EDITH WHARTON ABROAD: Selected Travel Writings, 1888-1920 edited by Sarah Bird Wright with a Preface by Shari Benstock. (St. Martin’s Press: $22.95; 216 pp.) Wharton’s first trip, writes Benstock in the Preface, was in 1866, at age 4, when she “accompanied her parents on a six-year tour of Europe that included extended residence in Rome and Paris.” Raised in a wealthy New York family, Wharton’s well-cushioned travels, on yachts, accompanied by servants, inspired seven works excerpted here. Wharton moved to France in 1906, and after 1911, returned to the United States only twice before her death in 1937.
The earliest of the travel works is “The Cruise of the Vanadis,” through northern Africa: “We walked under avenues of India-rubber trees as large as oaks, and between trellises of tea-roses in bloom, and high clumps of Arundo donax. . . .” Here her observations are plain and fresh, very different from her later crisp pronouncements on the cultures of Europe, whose architectures and artifice, vegetation and customs were more familiar to her. “We were oppressed,” she writes of the Rhine Valley, “by the aggressive salubrity and repose of this bergerie de Florian . We seemed to be living in the landscape of a sanatorium prospectus. It was all pleasant enough, according to Schopenhauer’s definition of pleasure.”
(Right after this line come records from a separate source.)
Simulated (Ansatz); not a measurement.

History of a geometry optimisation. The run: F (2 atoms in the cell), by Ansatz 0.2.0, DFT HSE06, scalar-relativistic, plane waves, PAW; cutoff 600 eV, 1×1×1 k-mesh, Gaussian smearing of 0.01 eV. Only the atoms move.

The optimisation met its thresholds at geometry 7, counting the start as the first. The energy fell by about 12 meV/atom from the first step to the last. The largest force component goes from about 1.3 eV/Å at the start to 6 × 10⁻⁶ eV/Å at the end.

My favorite in this rich display of the authoritative aesthetic of privilege are the excerpts from “Fighting France,” written in 1915, some for Scribner’s magazine. In these Wharton at least seems ever so slightly unsettled and disoriented: “I stood there in the pitch-black night, suddenly unable to believe that I was I, or Chalons Chalons, or that a young man who in Paris drops in to dine with me and talk over new books and plays, had been whispering a password in my ear to carry me unchallenged to a house a few streets away!”